A user ran the following code and received an error
import pandas as pd
from sklearn.tree import DecisionTreeClassifier
data = pd.DataFrame()
data['A'] = ['a','a','b','a']
data['B'] = ['b','b','a','b']
data['C'] = [0, 0, 1, 0]
data['Class'] = ['n','n','y','n']
tree = DecisionTreeClassifier()
tree.fit(data[['A','B','C']], data['Class'])
He received the following error
Traceback (most recent call last):
File "", line 1, in
File "/usr/local/lib/python2.7/site-packages/sklearn/tree/tree.py", line 154, in fit
X = check_array(X, dtype=DTYPE, accept_sparse="csc")
File "/usr/local/lib/python2.7/site-packages/sklearn/utils/validation.py", line 377, in check_array
array = np.array(array, dtype=dtype, order=order, copy=copy)

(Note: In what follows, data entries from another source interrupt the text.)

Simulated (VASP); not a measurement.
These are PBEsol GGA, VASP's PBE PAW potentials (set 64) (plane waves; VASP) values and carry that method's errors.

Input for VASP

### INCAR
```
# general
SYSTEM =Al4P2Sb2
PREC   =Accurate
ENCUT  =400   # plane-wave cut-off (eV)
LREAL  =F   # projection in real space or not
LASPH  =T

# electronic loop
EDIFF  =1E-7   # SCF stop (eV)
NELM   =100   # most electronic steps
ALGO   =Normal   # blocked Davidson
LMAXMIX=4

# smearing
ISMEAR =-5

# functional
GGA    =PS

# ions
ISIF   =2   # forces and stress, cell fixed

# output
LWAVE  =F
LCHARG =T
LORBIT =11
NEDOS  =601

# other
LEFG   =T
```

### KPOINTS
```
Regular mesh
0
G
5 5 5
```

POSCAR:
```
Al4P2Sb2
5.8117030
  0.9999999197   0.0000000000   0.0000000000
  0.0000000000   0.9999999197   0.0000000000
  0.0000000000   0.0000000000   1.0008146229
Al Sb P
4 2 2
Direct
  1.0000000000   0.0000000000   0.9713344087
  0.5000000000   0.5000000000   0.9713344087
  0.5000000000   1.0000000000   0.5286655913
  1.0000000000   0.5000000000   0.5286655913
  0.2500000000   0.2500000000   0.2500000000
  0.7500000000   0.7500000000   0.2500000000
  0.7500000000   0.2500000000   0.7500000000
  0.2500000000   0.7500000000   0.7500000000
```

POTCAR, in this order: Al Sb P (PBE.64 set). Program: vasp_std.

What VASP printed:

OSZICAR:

ValueError: could not convert string to float: b
How to fix that?
In Python, Sklearn is used in almost all machine learning algorithms and they directly do not accept categorical variables in the algorithm. In such a case, to handle categorical variables, Label Encoder is used which converts strings to numbers or dummy variables are used.
For example
from sklearn import preprocessing
le = preprocessing.LabelEncoder()
le.fit(["paris", "paris", "tokyo", "amsterdam"])
le.transform(["tokyo", "tokyo", "paris"])
This will transform the strings Tokyo and paris into numbers and we can also invert the operation to get back into words such as
list(le.inverse_transform([2, 2, 1]))
It will again convert the numbers to the words.